By Cooper Levey-Baker September 22, 2020

Ann Goldstein has translated the work of Elena Ferrante, Primo Levi, Elsa Morante, Pier Paolo Pasolini and many other Italian authors.

Image: E. Tammy Kim

If, over the past 15 years, you, like millions of other English readers, have found yourself enthralled with the novels of Elena Ferrante, you've also found yourself enthralled with the work of Ann Goldstein, Ferrante's longtime translator.

As fans know, the name "Elena Ferrante" is a pseudonym. The author's real identity, while much discussed, remains a mystery. "I believe that books, once they are written, have no need of their authors," she wrote in a 1991 letter.
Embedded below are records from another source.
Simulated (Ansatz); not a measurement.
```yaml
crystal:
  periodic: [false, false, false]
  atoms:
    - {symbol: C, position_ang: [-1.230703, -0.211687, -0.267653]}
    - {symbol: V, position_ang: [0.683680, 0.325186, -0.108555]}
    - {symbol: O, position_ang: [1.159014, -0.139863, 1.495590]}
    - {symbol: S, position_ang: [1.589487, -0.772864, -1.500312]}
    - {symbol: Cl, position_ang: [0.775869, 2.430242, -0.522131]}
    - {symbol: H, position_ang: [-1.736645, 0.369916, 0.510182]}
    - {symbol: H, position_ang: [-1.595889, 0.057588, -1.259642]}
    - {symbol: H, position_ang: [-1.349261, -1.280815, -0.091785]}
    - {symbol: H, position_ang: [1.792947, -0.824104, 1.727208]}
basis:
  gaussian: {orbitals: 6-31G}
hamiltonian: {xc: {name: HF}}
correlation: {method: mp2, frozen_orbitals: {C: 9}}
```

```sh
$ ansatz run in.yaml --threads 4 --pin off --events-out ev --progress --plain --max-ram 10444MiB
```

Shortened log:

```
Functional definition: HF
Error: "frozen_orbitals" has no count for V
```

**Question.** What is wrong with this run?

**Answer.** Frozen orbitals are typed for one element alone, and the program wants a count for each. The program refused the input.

Anonymity has not hampered Ferrante's popularity, which soared in the English-speaking world between 2012 and 2015 with the publication of a series of four books that are together known as the Neapolitan Novels. Ferrante's works are typically set in Naples, Italy, and examine the lives of women in volatile times, both in their family relationships and in Italian society at large. Ferrante is revered for her sometimes brutal, ruthless prose and the way she explores the emotional chaos of her characters' inner lives.

The former head of the copy editing department at The New Yorker, Goldstein won a competition to translate Ferrante's novel The Days of Abandonment, which was published by Europa Editions in 2005. She has since been tasked with bringing each of Ferrante's books to English readers. That includes the author's newest novel, The Lying Life of Adults, which came out earlier this month.

While Ferrante does grant the occasional written interview, she does no public events to promote her work. In her place, Goldstein is doing a handful of readings and interviews—including an upcoming Zoom event with Bookstore1Sarasota and Europa editor in chief Michael Reynolds that begins at 7 p.m. on Tuesday, Oct. 20. The cost is $28 and includes a copy of The Lying Life of Adults. Register online here.

Goldstein recently spoke with Sarasota Magazine about the process of translating Ferrante and other Italian authors. The interview has been condensed and edited for clarity.

Is it strange to do events as a translator on behalf of another writer?

"The first time I ever did it, I did it around the end of the Neapolitan Novels and I was really surprised that anyone was interested in what I had to say. People seem to have a need to have a person to focus their attention on when it comes to a book, whether it's the author or somebody else. But in this case, since the author doesn't make appearances, it kind of fell to me. Around this new book, it's been pretty intense. It wasn't something I ever expected to do in my life, believe me.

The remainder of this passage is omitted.